From aa0c4b0df7cdc750450906aff4e8c81627d80605 Mon Sep 17 00:00:00 2001
From: Paul Schoenfelder
Date: Tue, 31 Jan 2017 17:40:34 -0600
Subject: Update erl_tar to support PAX format, etc.
This commit introduces the following key changes:
- Support for reading tar archives in formats currently in common use,
such as v7, STAR, USTAR, PAX, and GNU tar's extensions to the
STAR/USTAR format.
- Support for writing PAX archives, only when necessary, using USTAR
when possible for greater portability.
These changes result in lifting of some prior restrictions:
- Support for reading archives produced by modern tar implementations
when other restrictions described below are present.

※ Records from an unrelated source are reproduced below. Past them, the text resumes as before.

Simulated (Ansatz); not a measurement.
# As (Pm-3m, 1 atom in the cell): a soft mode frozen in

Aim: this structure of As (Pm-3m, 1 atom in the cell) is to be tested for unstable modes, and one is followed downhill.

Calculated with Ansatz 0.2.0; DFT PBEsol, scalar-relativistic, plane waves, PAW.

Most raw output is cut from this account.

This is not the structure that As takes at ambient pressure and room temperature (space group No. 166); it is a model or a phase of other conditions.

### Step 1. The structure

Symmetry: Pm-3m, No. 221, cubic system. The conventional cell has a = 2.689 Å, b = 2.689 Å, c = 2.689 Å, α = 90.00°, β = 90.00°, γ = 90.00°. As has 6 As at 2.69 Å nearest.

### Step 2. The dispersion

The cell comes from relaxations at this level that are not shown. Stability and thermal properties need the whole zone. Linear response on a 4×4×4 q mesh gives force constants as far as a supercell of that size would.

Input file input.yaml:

- Support for filenames which exceed 100 bytes in length, or paths which
exceed 255 bytes (see USTAR format specification for more details on
this restriction).
- Support for filenames of arbitrary length
- Support for unicode metadata (the previous behaviour of erl_tar was
actually violating the spec, by writing unicode-encoded data to fields
which are defined to be 7-bit ASCII, even though this technically
worked when using erl_tar at source and destination, it may not have
worked with other tar utilities, and this implementation now conforms
to the spec).
- Support for uid/gid values which cannot be converted to octal
integers.
---
lib/stdlib/doc/src/erl_tar.xml | 72 ++++++++++++++++++++++--------------------
1 file changed, 38 insertions(+), 34 deletions(-)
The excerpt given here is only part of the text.